Tax Defense Network: Tax Scam Protection
Free money attracts everyone, but there are some who go to extremes to get free money. Some tax scammers con taxpayers by altering numbers on their tax returns and forging documents to collect a tax refund. Some others cheat taxpayers, disguising themselves as tax professionals. During tax season, most taxpayers can expect to encounter at least one scam attempt. Tax Defense Network publishes this list of tax scams that affects thousands of American taxpayers every year.
Tax Defense Network: Tax Preparer Scam
Most people hire tax preparers to file their taxes. It is essential for them to know that their tax preparer must have a PTIN (Preparer Tax Identification Number) assigned by the IRS. A tax preparer must include their PTIN on every tax return they prepare, so make sure to check and record the PTIN of your tax preparer in case of fraud. This identification number helps track the return back to the tax preparer to decrease chances of fraudulent filing.
Tax Defense Network: Tax Relief Scam
Many times, it is a tax professional that scams the IRS out of legitimate tax refunds. Many reputed tax relief companies, namely TaxMasters, Roni Deutch, American Tax Relief and J.K. Harris, were discovered to be running tax scams under the pretense of honest tax relief.
Taxpayers believed their attractive tax debt reduction offers, which led many taxpayers into paying their exaggerated fees. Scam tax companies charged high upfront fees and hidden fees, and practiced deceptive billing to get even more money out of their clients.
Tax Defense Network: Charity Organizations/Trusts Scam
Charity organizations are tax-exempt, so many tax scammers hide under the blanket of charity foundations to trick taxpayers. In many cases, donors conspire with fake charitable organizations to reduce their taxes. They take money and non-cash items as donations. To make them look authentic, these scammers even give you a receipt for the donation made.

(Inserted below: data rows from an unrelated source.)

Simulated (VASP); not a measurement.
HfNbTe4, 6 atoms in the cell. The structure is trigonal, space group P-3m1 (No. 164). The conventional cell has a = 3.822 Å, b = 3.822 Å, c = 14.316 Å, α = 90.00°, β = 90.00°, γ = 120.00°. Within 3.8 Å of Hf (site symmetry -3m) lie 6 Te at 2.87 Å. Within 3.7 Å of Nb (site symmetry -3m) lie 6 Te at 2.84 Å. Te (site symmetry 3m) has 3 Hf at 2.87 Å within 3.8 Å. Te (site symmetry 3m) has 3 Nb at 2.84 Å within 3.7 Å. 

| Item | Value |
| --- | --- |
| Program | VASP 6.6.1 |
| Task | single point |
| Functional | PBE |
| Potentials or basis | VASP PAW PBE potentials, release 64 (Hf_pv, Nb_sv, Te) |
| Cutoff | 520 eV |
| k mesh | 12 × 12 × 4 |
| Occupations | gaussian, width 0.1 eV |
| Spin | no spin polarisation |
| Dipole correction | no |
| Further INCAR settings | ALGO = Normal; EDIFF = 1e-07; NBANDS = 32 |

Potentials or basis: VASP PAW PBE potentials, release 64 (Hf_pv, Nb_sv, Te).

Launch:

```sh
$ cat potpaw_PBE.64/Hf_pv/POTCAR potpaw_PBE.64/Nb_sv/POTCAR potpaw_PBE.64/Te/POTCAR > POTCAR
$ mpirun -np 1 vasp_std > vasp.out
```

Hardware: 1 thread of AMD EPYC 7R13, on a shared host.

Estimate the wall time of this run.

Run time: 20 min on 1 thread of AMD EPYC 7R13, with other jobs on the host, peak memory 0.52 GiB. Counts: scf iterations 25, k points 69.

Tax Defense Network: Identity Theft Scam
Stealing the personal details of taxpayers and filing fake returns on their behalf is the most common way tax scammers rip-off taxpayers. They use phishing tactics to steal the information required to file a tax return. By using fake websites and sending fake emails that pretend to be from the IRS or a bank, scam artists extract sensitive information from taxpayers. Taxpayers may report phishing attempts at firstname.lastname@example.org.
Tax Defense Network: Social Security Scam
Many scam artists target only the elderly, giving them false tax advice with the intention of reporting inflated Social Security benefits. They claim large refunds by claiming numerous withholdings.
With all of the tax scams explained above, taxpayers end up being the ones in trouble with the IRS. Tax Defense Network warns against possible scam attacks during this tax season. We advise taxpayers to equip themselves with accurate information and stay cautious when revealing sensitive information to avoid possible scams.